The National Association of Business Women (NABW) held a meeting to introduce the Green and Inclusive Energy project to the Mchinji District Executive Council in Malawi .
Forty-two stakeholders from government departments and non-governmental organisations participated in the meeting.
NABW is one of Hivos Southern Africa’s partners under the Green and Inclusive Energy programme in Malawi. The Green and Inclusive Energy is a five-year strategic partnership with the Dutch government, launched at the beginning of 2016 to help influence the uptake of renewable energy.
About Green and Inclusive Energy
The Green and Inclusive Energy partnership focuses on lobby and advocacy that will influence the public and political debate on energy, with the ultimate aim of transitioning toward greener and more inclusive energy systems. Only when renewable energy becomes more available and widespread will the energy needs of women and men for their daily activities, livelihoods, education and health be met, thus also creating economic opportunities and growth whilst mitigating climate change.

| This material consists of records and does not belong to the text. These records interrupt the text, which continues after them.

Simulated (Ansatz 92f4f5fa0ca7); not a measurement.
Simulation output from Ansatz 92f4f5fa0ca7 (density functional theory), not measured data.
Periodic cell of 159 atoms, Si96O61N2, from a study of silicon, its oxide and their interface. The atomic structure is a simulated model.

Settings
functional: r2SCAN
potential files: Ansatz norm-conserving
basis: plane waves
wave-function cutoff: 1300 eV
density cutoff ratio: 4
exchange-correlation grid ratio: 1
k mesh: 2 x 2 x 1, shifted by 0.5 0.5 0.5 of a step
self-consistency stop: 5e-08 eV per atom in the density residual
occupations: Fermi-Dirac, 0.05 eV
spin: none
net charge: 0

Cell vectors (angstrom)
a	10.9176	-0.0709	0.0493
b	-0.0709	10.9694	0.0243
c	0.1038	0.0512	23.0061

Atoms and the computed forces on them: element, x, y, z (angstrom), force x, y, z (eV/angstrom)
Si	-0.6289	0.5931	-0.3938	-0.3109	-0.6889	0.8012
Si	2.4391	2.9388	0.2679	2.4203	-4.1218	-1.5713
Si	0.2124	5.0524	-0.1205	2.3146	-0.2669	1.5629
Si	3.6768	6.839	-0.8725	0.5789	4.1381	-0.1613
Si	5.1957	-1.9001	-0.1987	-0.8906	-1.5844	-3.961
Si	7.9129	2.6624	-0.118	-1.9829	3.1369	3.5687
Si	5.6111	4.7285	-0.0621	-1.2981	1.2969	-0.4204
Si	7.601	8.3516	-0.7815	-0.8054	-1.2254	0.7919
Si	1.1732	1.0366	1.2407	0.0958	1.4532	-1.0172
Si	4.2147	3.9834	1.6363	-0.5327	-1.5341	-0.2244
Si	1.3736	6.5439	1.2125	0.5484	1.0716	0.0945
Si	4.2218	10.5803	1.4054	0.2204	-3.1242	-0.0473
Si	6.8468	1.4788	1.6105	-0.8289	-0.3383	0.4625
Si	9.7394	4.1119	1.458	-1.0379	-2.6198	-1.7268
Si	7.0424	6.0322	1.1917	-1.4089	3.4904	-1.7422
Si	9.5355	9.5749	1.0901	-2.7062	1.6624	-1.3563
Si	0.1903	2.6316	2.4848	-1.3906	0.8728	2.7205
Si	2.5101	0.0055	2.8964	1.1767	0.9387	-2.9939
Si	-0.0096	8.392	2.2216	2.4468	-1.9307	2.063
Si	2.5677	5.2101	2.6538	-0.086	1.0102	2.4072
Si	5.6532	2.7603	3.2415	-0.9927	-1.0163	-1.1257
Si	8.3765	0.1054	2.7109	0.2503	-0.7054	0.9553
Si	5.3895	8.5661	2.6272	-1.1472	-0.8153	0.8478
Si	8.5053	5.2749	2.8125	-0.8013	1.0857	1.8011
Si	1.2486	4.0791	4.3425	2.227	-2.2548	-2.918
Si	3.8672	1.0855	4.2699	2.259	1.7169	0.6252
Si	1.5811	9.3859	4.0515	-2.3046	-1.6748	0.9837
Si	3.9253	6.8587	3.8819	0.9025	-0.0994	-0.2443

The programme’s nucleus is built on cooperation with and capacity strengthening of national civil society to effectively advocate in favour of green and inclusive policies. It will link and influence the energy policies at international, regional and national level.
Despite a range of efforts by local and international stakeholders to increase access to modern energy sources in the country, 89 per cent of Malawi’s energy is still sourced from traditional biomass mainly fuel wood. Only 8 per cent of the population in Malawi have access to electricity but installed capacity of electricity generation is lower than demand.
NGOs operating in Mchinji together with four other NGOs who introduced their projects on the same day. The director of administration emphasized to work with the members of the DEC to ensure its success.
Need for Capacity Building and Renewable Energy Technologies
According to participants at the inception meeting, capacity development and provision of renewable energy technologies coupled with good demonstration sites is critical to enhance the uptake of renewable energy especially among women in Malawi.
The Malawi GIE seek to influence the development of policies that will facilitate a standardised approached to the implementation of renewable energy in Malawi.
“Building a case from our district to drive a national agenda on gender and social inclusion in energy project is one way all concerned citizens can start to realise their position in the country’s development issues like energy access,” said the Director of Administration in Mchinji.
Women and Energy in Malawi
In Malawi, women’s participation in energy generation, distribution and its regulation still remains minimal. Women lack the knowledge, skills and investment capacity to participate in this field despite the fact they are the end users of energy systems.
The consideration of social and gender issues in design, implementation, and monitoring and evaluation processes of renewable energy projects is key to successful uptake.
To gain greater insight into the state of women’s energy access, NABW conducted an assessment of the energy options available to rural based women in the district. By identifying region-specific barriers and building support around solutions to address them, NABW will provide a framework for advocating with policymakers in Malawi. Energy is very important in women’s daily lives, especially for serving food for families, lighting for teaching their children at night, and energy for their small food industries.